Cool 2001 Once upon a time in Silicon Valley...Okay, this year was no fairy tale, but there's plenty of tech to celebrate.
By Lee Clifford

(FORTUNE Magazine) – Here's what we learned while searching for Cool Companies this annus horribilis. No. 1: It was a very, very bad year to be a company masseur. No. 2: Retro--as in profits--is back. (It's the new black, if you will.) No. 3: Cash bars are de rigueur.

In years past we've learned slightly more cosmic things. But the startup environment these days teeters somewhere between post-apocalyptic shock and hopeful desperation, making it a particularly, well, poignant time to search for cool.

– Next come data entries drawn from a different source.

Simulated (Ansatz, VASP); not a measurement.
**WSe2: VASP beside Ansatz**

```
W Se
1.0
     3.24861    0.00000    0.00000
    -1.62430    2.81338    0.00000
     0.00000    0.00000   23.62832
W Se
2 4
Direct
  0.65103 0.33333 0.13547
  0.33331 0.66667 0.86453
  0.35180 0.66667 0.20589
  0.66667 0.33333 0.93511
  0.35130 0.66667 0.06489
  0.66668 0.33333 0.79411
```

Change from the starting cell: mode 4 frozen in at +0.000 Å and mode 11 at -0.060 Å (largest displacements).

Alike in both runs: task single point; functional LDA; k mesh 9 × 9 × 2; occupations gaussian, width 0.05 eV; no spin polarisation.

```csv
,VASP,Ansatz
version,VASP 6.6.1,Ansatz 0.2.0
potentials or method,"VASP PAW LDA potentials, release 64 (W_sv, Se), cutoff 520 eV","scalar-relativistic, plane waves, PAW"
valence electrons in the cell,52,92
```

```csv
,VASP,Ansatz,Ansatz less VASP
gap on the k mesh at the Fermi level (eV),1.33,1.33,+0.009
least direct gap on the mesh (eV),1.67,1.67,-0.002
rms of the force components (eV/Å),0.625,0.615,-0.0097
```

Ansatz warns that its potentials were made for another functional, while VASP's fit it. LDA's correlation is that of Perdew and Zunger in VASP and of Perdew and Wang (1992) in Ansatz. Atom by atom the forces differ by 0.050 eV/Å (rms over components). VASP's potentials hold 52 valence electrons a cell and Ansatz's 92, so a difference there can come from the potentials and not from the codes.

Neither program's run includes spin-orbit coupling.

Here's a typical--and true--scenario: In early spring a chirpy young flak calls from a hot San Francisco "relationship marketing" company (don't ask), relentlessly pitching her employer. A few days later she calls back. Is she following up? Not quite. She's now pitching her husband's company--in the three-day interim she has been pink-slipped.

Press releases, too, reflect the increasing desperation of these lean times. One proudly trumpets CommerceRoute, "a box that converts any form of data to any other form of data and then does what you tell it to do." (But can it chop and dice too?)

Beneath the devastation, however, cool lives. Take Genoa, a chip company whose product was thought by some to defy laws of physics. Or Atheros, which is refining a new wireless standard that could rock the industry.

Though this is without a doubt the toughest year for techies since FORTUNE launched its list in 1993, choosing what's cool has essentially remained unchanged. Yes, we've opened the field to people, products, and trends. Yes, we took a more sober and measured approach to our list. Still, we followed the same procedure: We polled the smartest people we know and combed through hundreds of startups. And in the end, as always, choosing what's cool comes down to pornography. As in: Defining it is nearly impossible. But you know it when you see it.